European Court of Human Rights finds Slovakia failed to properly investigate police brutality against Romani children
The European Court for Human Rights in Strasbourg, France (ECtHR) has handed down a decision in a case of police using force against three Romani minors in a police vehicle while transporting them to a police station in 2009 in Košice, Slovakia. According to the court, the responsible authorities did not investigate the allegations sufficiently and thereby have violated their international law obligations in the human rights area.
The incident in question preceded further use of force by police against those same children and three other Romani boys at the Košice-Jih police station. "I am glad my son and the other boys have finally seen justice after so many years," the father of one of the injured parties said in response to the judgment.

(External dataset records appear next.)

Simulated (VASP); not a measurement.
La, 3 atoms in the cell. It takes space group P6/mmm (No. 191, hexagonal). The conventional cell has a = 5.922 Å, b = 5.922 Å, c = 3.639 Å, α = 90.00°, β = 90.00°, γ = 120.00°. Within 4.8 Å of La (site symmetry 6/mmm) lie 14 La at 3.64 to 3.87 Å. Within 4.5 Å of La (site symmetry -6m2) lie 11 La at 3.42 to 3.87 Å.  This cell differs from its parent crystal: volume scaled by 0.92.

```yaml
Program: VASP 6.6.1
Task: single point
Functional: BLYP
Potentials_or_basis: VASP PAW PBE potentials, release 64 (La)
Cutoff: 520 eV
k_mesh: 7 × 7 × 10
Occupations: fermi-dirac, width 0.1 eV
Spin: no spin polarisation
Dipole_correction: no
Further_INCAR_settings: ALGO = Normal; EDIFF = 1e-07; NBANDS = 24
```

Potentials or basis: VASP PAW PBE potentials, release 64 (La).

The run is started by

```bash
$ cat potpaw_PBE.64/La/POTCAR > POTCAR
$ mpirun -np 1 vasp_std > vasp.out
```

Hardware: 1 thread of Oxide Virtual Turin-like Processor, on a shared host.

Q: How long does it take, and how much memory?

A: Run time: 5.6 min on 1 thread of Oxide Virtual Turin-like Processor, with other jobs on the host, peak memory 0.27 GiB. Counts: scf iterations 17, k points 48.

In March 2009, one of the Romani boys was arrested by members of the police force and, while being transported in a police vehicle, one officer used his hand to strike the boy in the face and demand the names and addresses of the other boys suspected of committing illegal activity with him. After two other alleged accomplices were arrested, the officer is said to have struck all three boys in the face during their transport to the police station.
"It is important that justice has won the day in the case of these three Romani boys. Unfortunately, they had to go all the way to Strasbourg for it. It is essential that the criminal justice authorities, including the courts, when reviewing racially-motivated cases of police brutality, proceed as consistently as possible, and this judgment from the European Court is sending them that message," said Vanda Durbáková, the legal representative for the injured parties.
Free legal aid to the injured parties during the criminal proceeding against the officer and subsequent proceedings before the Constitutional Court and the ECtHR was provided by the Center for Civil and Human Rights. "This is yet another judgment from the European Court in recent years referencing the serious deficiencies in the investigations of police brutality in Slovakia, including investigations into possible racial motivation. It is apparent that these deficiencies are not isolated incidents, and in our experience, they persist. The responsible state authorities to this day have yet to adopt effective measures to eliminate these deficiencies," said Štefan Ivanco, program coordinator at the Center for Civil and Human Rights, in response to the judgment.
All of the injured parties were minors at the time of the incident. The actions inside the police vehicle immediately preceded the incidents that were part of a broadly-publicized case of police brutality against the Romani boys during their detention at the Košice-Jih police station.
Some of the brutality at the station was filmed, but despite that, the prosecution of the officers ended in December 2020 with an acquittal. The Control and Inspection Services Section of the Interior Ministry of the Slovak Republic had opened a criminal investigation in 2009 into the entire matter and charged the officers suspected of committing the crimes.
In 2010, the brutality committed against three of the injured parties during their transport by vehicle to the police station was separated into a criminal proceeding of its own. The officer charged with committing those particular crimes was indicted for abusing the powers of a public official.
In 2011, the District Court for Košice II first rejected the indictment and returned it to the prosecutor for further completion. After the investigation was completed and the indictment filed again, the district court held a trial, then acquitted the officer charged through a verdict handed down in 2015.
In that verdict the court found that what had been committed was not a felony. Appeal of that verdict was rejected by the appellate court as unjustified.
The criminal acquittal in the case, therefore, took effect. The injured parties then attempted to have that acquittal overturned by complaining to the Constitutional Court.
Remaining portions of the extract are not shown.